The key to happiness lies with porcupines.
Strange as it sounds, it’s an idea that was first articulated by Arthur Schopenhauer. He’s a brilliant philosopher and pessimist of epic proportions.
Schopenhauer might not be the first person you’d normally turn to for well-being advice. This is because of him, all human actions were essentially worthless. He maintained that romance was an exquisite delusion. Women were overgrown and mindless children and marriage were things that required one to be “blindfolded into a sack hoping to find out an eel out of an assembly of snakes”.
Needless to say, Schopenhauer was single.
But despite his pessimism, he had a keen awareness of the intricacies of relationships or the problems that they can create. While he took a famously bleak attitude toward the future of humanity, Schopenhauer did suggest that there is one – and only one – key to happiness.
Why We’re All Porcupines
Schopenhauer believed that human beings had an aversion to closeness and were generally uncomfortable with their own emotions. To demonstrate his theory, he put forth a simple parable:
You’re a porcupine. It’s cold out. To stay warm, you need to huddle next to other porcupines, in close physical proximity. But, the moment you are suitably close to another porcupine, you are pricked by his sharp spines. So, you move away where no one can touch you.
Then, of course, you realize that it’s still cold and you’re beginning to freeze. You come back together with your fellow porcupines, holler out in pain at the sharp spines, and retreat again. And so goes the endless dance of human interaction: isolation, intimacy, retreat.
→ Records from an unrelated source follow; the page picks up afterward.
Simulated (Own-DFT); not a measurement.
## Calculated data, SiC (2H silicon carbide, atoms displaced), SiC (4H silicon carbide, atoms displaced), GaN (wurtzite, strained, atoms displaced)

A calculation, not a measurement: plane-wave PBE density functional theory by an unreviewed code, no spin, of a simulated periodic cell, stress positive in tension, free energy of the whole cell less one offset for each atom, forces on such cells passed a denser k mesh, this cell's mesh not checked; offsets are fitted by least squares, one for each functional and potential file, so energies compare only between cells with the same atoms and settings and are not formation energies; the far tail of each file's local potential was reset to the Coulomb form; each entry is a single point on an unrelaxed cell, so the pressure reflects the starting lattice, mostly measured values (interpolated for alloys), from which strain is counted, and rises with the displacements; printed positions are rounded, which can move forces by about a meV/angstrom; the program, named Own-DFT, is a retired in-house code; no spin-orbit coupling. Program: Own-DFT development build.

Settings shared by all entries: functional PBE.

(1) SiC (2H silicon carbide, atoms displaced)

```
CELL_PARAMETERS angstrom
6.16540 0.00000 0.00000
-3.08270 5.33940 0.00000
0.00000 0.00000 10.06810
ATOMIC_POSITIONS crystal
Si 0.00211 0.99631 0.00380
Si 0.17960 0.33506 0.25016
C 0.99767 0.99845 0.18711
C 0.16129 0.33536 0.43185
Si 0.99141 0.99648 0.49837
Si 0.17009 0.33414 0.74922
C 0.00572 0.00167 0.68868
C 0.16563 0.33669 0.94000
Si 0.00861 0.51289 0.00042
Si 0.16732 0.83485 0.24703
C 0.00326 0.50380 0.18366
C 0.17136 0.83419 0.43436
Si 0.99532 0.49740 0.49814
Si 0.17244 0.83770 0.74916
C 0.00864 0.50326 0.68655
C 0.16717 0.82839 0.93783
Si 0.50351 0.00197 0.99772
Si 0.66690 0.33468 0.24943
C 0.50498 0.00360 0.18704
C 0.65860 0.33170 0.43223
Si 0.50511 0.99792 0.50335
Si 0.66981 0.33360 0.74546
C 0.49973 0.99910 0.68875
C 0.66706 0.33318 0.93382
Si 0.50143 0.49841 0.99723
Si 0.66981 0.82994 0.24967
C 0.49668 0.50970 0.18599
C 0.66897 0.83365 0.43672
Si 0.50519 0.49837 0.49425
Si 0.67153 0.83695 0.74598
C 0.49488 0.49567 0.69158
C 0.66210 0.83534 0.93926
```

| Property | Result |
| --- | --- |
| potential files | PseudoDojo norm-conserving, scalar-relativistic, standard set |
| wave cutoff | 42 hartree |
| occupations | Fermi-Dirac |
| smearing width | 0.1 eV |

The process will continue, Schopenhauer said, until all the porcupines reach a state of equilibrium, in which they discover “a mean distance at which they [can] most tolerably exist”.
No one is entirely alone, but everyone is still fundamentally isolated. Porcupines, like humans, will always be “mutually repelled by the many prickly and disagreeable qualities of their nature”.
However, while Schopenhauer may have set out to illustrate that humans can never be perfectly compatible with each other, his porcupine parable shows how strangely fragile isolation can actually be. Even people who choose to be alone will still naturally gravitate toward each other. Humans, across time and cultures, will always seek intimacy.
Are we doomed?
Unfortunately, Schopenhauer had little to offer by way of a remedy for the porcupine dilemma—perhaps because he believed that “misfortune, in general, is the rule”. The only way to assuage one’s isolation, he said, was to cultivate an “inner” warmth.
In other words, if you generate your own source of heat, you can survive at a safe distance from other people.
While Schopenhauer did not elaborate on his theory of ‘inner warmth’, it’s not difficult to infer a modern (and less morbid) takeaway: it is impossible to rely entirely on another person to give you everything you want.
Being happy with someone else means being independent, self-sufficient, and content on your own first. This doesn’t mean shutting yourself off from the rest of the world. Instead, it’s cultivating the inner strength to face the rest of the world.
Compassion and Love: The Secret to Happiness
While Schopenhauer didn’t resolve the porcupine problem directly, another one of his theories provides an adequate solution. On The Basis of Morality (1839), his major work on ethics, he argued that only one force can free the soul and relieve our pain: morality.
More specifically, compassion.
According to Schopenhauer, all human happiness, satisfaction, and well-being lies in “the everyday phenomenon of compassion,…the immediate participation, independent of all ulterior considerations, primarily in the suffering of another, and thus in the prevention or elimination of it”.
Without compassion, we view each other as distinct individuals, alien and separate. Compassion, on the other hand, requires us to recognize that another’s suffering is exactly the same as our own. A compassionate person directly feels another person’s life. It is a sense that transcends physical distance and our own isolation. It allows us to connect with someone in a way that defies all cognitive reason.
What does this mean for our porcupine friends? While there may be an inherent limit to the amount of physical closeness we can achieve, there is no limit to what our minds and emotions can do to bridge the gap between us. Compassion is responsible for the ultimate paradox: feeling a greater intimacy from a distance that we would feel by standing side by side. Compassion and love are indeed essential to each other.
In the end, it is compassion that will allow us to experience the entire range of human emotions. That includes– sorry, Schopenhauer – optimism.